Thank you, Internet, for showing the true value of a hyper-democratic society: a rush to the bottom of an ever lower common denominator.


[micro-mini addendum]

A slightly different problem, of course, is dumbass illiterates misusing words they think they know the meanings of, and we’ve probably all seen a bellyfull of this. From the mother country of the English language, published recently in a “professionally edited,” internationally read newsrag, this:

“Each date was captured on camera, with the ‘big reveal’ illiciting [sic] wildly different reactions from the women. While some find it funny, at least two of the women struggle to hide their disappointment at Joe’s conceit [sic].”

THAT got published?!? *gagamaggot* No wonder illiteracy in English is rampant. . . and not just in the US.

1subliteracy: a neologism I have not seen elsewhere, though someone else must certainly use it, intended to convey just what it appears to convey: a condition of poor literacy that does not approach a standard that could be reasonably called “literacy” by any honest person. Subliterates can generally puzzle out the words formed by letters, though they often have only vague ideas–if any at all–what the words they have puzzled out actually mean. And in those cases where subliterates do know words’ meanings, their reading vocabulary is vastly overshadowed by their oral vocabulary, rendering their own attempts to reproduce what they have heard (quite often from those who, like them, are not at all well-read) incorrect.

Gross examples of this are simple misused words such as using “then” for “than” (or vice versa) or any of the plethora of sadly laughable misuses regularly promulgated in social media, blogs, discussion lists and even Mass MEdia Podpeople Hivemind “professionally” written and edited subliterate crap.

But a sure sign of subliteracy–chiefly of being exceedingly poorly read–is this problem of either misuse of compound words or the failure to use a common compound word where it is appropriate. This is a common failing of poorly-read writers.

Remember: Literacy of College Graduates Is on Decline

Cluebat: Things are no better in 2015 than they were in 2005 when that WaPo article was written about the 2003 NAAL. In fact, the 2003 NAAL data (not the Ed Department spin on the data) showed the situation to be worse than the article states, because the “complex text” that “recent college graduates” couldn’t read and comprehend included bus schedules, want ads and med instructions as found on prescription med bottles.

Do note: I do not consider myself as well read as either of my grandfathers, for example. Just saying.

Fun, Fun, Fun. . .

And I don’t even have a T-Bird for “Daddy” to take away. . .

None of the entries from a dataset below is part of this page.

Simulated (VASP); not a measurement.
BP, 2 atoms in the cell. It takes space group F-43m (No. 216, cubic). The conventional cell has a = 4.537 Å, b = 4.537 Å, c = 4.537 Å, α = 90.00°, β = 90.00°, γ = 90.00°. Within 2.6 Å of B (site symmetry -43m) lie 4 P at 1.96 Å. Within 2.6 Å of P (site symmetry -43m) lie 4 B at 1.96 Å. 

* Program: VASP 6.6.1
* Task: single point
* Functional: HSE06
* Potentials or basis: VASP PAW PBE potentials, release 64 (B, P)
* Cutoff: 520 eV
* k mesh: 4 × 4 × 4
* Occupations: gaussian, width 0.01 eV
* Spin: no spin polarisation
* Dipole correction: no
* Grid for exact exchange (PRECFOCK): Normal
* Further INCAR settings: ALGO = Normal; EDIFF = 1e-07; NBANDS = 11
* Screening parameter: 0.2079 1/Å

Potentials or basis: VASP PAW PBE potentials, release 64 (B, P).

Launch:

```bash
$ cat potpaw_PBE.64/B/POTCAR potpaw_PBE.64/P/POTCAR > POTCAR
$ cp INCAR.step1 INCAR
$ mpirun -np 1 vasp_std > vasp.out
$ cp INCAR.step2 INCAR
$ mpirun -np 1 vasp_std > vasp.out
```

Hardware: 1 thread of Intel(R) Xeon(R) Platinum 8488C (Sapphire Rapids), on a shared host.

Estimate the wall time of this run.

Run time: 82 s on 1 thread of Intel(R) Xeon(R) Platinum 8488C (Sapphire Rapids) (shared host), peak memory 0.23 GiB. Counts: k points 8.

So, our Third World County™ “baling wire and chewing gum” telco has decided to enter the late 20th Century and extend fiber to the house. Sound cool? Notsomuch.

Let me ‘splain. [pause] No, there is too much. Let me sum up.

Fiber to the house means no more power over telco lines (no copper to carry it), and telco line power, or a substitute, is needed for POTS.

So, substitute is. . . a required outdoor power outlet where the telco line enters.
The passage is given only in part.